SUNDAY, AUGUST 12: In twenty years, when your kids are putting beer on top of your coffee-table books and spilling chips in the crevices of your expensive couch while you’re out playing golf in Big Sur, the warped faces looking up from those books upon your return will be Gang Gang Dance. I go to a lot of shows and a lot bands pass before me on a monthly basis and very few leave me really thirsting for more. But Gang Gang Dance is going to be remembered as one of the seminal bands of this time—mark my words!
I was sitting with Jorskie yesterday at the very end of Social Registry’s wonderful and surprisingly pleasant (more on this later) two-day music festival waiting for Gang Gang to set up and discussing best bands of the 2000s thus far. I said the Kills were one of my faves because of their live performances and Jorskie wrinkled his nose and said, “Nah, not innovative enough—what’s original about them?” I nodded my head—I had to concede. (One of the things that annoys me endlessly about Jorskie is that we’re both devil’s advocates so I often find myself arguing points just because I like to argue and then I get all tangled up in a battle of “You’re right, you’re, I agree.”) Next I said Vietnam, and again he said, “Nah, good, but not new.” No way! I countered. But maybe he was right again, although all those hungry supermodels walking SOHO in Vietnam shirts can’t be wrong. Then he looked up and said, “Gang Gang Dance.”

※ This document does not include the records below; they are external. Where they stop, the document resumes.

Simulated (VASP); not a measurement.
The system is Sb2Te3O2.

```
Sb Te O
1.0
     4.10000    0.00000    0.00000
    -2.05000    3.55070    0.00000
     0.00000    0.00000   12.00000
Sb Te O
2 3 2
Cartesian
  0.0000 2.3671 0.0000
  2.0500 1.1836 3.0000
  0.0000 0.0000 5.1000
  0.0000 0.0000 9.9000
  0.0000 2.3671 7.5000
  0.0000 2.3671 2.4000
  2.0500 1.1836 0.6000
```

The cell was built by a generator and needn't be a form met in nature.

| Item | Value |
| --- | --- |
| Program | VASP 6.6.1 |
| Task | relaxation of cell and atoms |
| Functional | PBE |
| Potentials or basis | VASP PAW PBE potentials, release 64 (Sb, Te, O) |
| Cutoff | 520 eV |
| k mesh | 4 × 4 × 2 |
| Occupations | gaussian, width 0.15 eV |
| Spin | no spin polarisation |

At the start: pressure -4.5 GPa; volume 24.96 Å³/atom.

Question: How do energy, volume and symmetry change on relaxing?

Hmm. With the sun now fully set and the band set up, we sat in plastic chairs in a shady halo of trees along the Gowanus Canal waiting for the band to play. Final chords were tuned on the guitar and then Brian turned the knob. Now before I continue I would like to say that I have seen Gang Gang Dance play twice before and each time it was different. The first was at McCarran pool last year and the place was packed and the band was pushed for some reason to the back of the stage; the second was at a club and I had to keep running in and out to scream at my ex-boyfriend. Neither was particularly memorable, except that everyone else for some reason seemed to be obsessed. I had heard their music on CD and liked it alright and I even interviewed them for L.A. RECORD (an experience that was nothing short of lovely) but if you asked three days ago would I rather go to a Gossip show or a Gang Gang show, I would have had to think about it. (No disses to Miss Ditto!)
The music started out how I remembered: pre-recorded wailing and beats and samples from films or looped chants, but then suddenly a deep distorted voice started muttering, “Lift up your eyes and open your heart to God / lift up your eyes and open your heart to God.” A red light and a spinning rainbow psychedelic orb and a smoke machine had been placed on the rickety wooden plank stage and smoke started to push out into the audience, and it crept out over the canal like a scene from Night Of The Hunter. For two days, everyone had sat back and chatted quietly while bands played but as Lizzi started to squirm and chant with her eyes rolling into the back of her head and the guitar intensifying to match the beats and drums, one group of people approached the stage and another cluster got up and joined them and soon everyone knew what was happening and rushed up to grab front-row real estate. We snagged a spot right in the front and were transported into the world of Gang Gang. The guitar playing in this band is hugely ignored and underrated; what keeps these almost-dismembered songs together are the hidden guitar melodies underneath, and when he does solo, it’s mind-blowing. But of course the percussion is pushed to the forefront, and wisely so, because as Jorskie so aptly puts it, that’s what makes them innovative. And just as everyone was sweaty and mesmerized and they were building up to the climax of the best song of the night, the power went out and the stage went black—the Christmas lights set up around the space, the lanterns over the shed, the amps and the smoke machine all seemed to disappear. The band acted as if it wasn’t planned.
Other bands played and they were good as well—definitely check out Electroputas, my new favorite band of the minute after yesterday’s performance (at some further date I would like to do them more justice) Sian Alice Group from England was also very nice—sort of Lavender Diamond meets psychedelic surf music–and of course TK Webb was amazing as usual.
My best advice to you? If Gang Gang comes into your town, do yourself a favor and go. I watched as the back of this little boat shed became what I will remember as one of the best shows of my life. It felt how I imagine watching the Velvet Underground in the sixties might have felt or the Pixies or Nirvana in the late eighties/early nineties, or to watch Kathleen Hannah rip off her shirt and write BITCH across her chest, or see the great Janis Joplin wail herself ragged. It was something I will always remember.
Reporting Live From New York,
I’m Nikki Darling And You’re Not!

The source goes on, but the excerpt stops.